You've probably noticed it. You ask AI something. It answers clearly and confidently. And then you look it up and find out the answer was wrong. Completely, factually wrong. But it didn't hedge. It didn't say it wasn't sure. It just said it.

This isn't a bug they forgot to fix. It's a fundamental part of how these systems work. And understanding it changes how you use them.

What's actually happening

When you type a question, the AI doesn't look up the answer somewhere. It generates a response based on patterns it learned from billions of pages of text. It produces what words most likely should come next, given what you asked.

Sometimes those words are right. Sometimes they're wrong. The system doesn't have a way to check. It doesn't have access to a source it can verify against. It produces what fits the pattern. Then it moves on.

What hallucination means

The technical term for this is hallucination. When an AI produces something false as if it were true, that's a hallucination. A made-up fact stated with complete authority. A citation for a paper that doesn't exist. A date that's wrong by a decade.

It's not lying. Lying requires knowing the truth and choosing to say something different. AI doesn't know when it's wrong. It genuinely cannot tell. It produces a response and that response has no error signal attached to it. To the system, a wrong answer and a right answer look exactly the same.

A useful frame

Think of it like a very well-read friend who sometimes misremembers. They've absorbed a lot. Most of what they tell you is accurate. But occasionally they're confidently off. And they have no idea they're off.

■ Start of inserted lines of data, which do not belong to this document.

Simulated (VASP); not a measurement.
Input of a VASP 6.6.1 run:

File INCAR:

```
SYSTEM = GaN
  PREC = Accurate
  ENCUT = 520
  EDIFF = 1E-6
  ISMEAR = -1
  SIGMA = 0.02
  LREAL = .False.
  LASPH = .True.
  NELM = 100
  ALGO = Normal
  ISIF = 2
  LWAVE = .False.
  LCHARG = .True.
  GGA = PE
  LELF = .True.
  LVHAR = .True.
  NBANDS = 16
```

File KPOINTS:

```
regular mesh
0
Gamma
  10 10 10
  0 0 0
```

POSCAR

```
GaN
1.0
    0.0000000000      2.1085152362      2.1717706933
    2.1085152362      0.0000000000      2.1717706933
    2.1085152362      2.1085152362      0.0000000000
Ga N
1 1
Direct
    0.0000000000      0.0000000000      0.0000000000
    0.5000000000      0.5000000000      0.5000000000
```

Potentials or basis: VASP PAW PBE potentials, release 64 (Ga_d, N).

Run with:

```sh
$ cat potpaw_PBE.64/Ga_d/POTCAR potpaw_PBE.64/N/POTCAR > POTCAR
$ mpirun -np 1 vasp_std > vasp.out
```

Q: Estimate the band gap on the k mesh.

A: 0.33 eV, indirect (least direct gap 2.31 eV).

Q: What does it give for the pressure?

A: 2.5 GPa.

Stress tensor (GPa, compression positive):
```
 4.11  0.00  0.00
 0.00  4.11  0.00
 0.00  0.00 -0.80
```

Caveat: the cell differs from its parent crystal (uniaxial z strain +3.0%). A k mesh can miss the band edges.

You'd still find that friend useful. You just wouldn't take their word for something important without checking. That's the right relationship to have with AI too.

What to do about it

For low-stakes questions, you often don't need to check. If you ask it to explain what a deductible is, the explanation is almost certainly fine. If you ask it to suggest some ideas for a birthday dinner, the ideas aren't going to be factually wrong.

For higher-stakes questions, ask it to explain its reasoning. Ask where it learned that. Then verify with a reliable source. The AI will often tell you it cannot verify its own sources. That's honest. Work with that.

Use it for things you can check or things where the stakes of being wrong are low. That covers a lot of useful territory.


Knowing this isn't a reason to stop using AI. It's the thing that makes you better at using it than most people. Most people don't know. Now you do.